The writer made headlines in 2009 when she pulled out of the inaugural event after being informed that a fellow writer's invitation had been withdrawn because a book featured a homosexual character.

As the vice president of a writers' group called International PEN, Atwood said it was her duty not to attend the 2009 event due to concerns over censorship. It later emerged that the author, Geraldine Bedell, had not in fact been invited.

last night, book fans gathered to hear Atwood speak as the headline guest of the second gala evening to mark the opening of the third annual festival.

Dressed in a salmon-pink Indian embroidered shawl over a long dress, Atwood last night read some of her poetry alongside Rosie Goldsmith, the writer and producer, and Nujoom Al Ghanem, one of the UAE's most published poets.

Speaking of the furore surrounding Bedell's book, The Gulf Between Us, Atwood said, "That was very odd affair wasn't it? If I had known the truth I would have come two years ago. The story was originally in The Times and when I realised, I took the story back and back, and then found out the truth, that of course the woman was never invited in the first place. I think it was just a publicity stunt but it did not work for her. I think it backfired."

Atwood added she had not suffered a backlash from her Middle East fans as a result and had enjoyed giving the videolink speech she gave in lieu of a personal appearance two years ago.

Al Ghanem also read excerpts from some of the Canadian poet's books, Cat's Eye and Alias Grace, which had been translated into Arabic.

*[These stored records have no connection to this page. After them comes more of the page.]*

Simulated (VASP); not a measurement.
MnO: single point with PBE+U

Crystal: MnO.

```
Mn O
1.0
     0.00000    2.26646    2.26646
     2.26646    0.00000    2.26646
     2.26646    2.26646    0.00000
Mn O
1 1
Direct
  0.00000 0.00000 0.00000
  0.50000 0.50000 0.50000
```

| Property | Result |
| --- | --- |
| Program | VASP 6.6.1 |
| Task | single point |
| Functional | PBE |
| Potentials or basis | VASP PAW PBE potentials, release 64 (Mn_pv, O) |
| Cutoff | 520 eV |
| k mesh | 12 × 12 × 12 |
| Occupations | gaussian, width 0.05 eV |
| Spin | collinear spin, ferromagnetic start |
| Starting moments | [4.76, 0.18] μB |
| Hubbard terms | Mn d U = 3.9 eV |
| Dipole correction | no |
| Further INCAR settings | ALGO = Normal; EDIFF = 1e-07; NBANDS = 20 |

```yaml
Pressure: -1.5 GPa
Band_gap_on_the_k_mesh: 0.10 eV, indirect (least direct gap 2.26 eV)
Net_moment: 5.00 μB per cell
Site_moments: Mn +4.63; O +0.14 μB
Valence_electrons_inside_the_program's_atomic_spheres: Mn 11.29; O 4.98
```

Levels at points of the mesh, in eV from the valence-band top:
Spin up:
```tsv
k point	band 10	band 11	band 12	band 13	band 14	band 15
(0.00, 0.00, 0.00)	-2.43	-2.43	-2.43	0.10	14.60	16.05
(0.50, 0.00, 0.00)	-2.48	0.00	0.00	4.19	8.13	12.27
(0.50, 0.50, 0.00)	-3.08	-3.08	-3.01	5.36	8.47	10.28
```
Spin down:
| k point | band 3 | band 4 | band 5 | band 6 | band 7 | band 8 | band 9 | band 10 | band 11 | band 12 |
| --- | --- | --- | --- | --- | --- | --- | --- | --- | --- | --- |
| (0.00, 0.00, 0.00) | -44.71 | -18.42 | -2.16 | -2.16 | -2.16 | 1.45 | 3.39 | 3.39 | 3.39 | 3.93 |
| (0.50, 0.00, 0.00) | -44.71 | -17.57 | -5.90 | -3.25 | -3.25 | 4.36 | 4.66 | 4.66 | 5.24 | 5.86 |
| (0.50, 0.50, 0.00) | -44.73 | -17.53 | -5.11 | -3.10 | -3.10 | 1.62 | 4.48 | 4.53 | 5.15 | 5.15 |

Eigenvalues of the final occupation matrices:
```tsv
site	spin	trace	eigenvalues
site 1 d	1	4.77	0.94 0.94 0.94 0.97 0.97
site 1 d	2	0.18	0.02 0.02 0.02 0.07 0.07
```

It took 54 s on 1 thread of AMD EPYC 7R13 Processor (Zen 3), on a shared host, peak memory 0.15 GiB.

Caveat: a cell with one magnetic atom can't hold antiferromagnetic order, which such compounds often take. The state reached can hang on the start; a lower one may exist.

The evening was followed by a performance of Memory from the musical Cats, and the overture from Giuseppe Verdi's La Forza del Destino by the Dubai Sinfonia orchestra.

Then came readings from five poets from around the world. Simon Armitage, a poet and novelist from the UK, spoke alongside Benjamin Zephaniah, a British Jamaican Rastafarian poet, Dha'en Shaheen, an Emirati journalist, Yang Lian from China and Nathalie Handal, a French American of Palestinian origin.

The three days of events start today at Dubai's InterContinental hotel.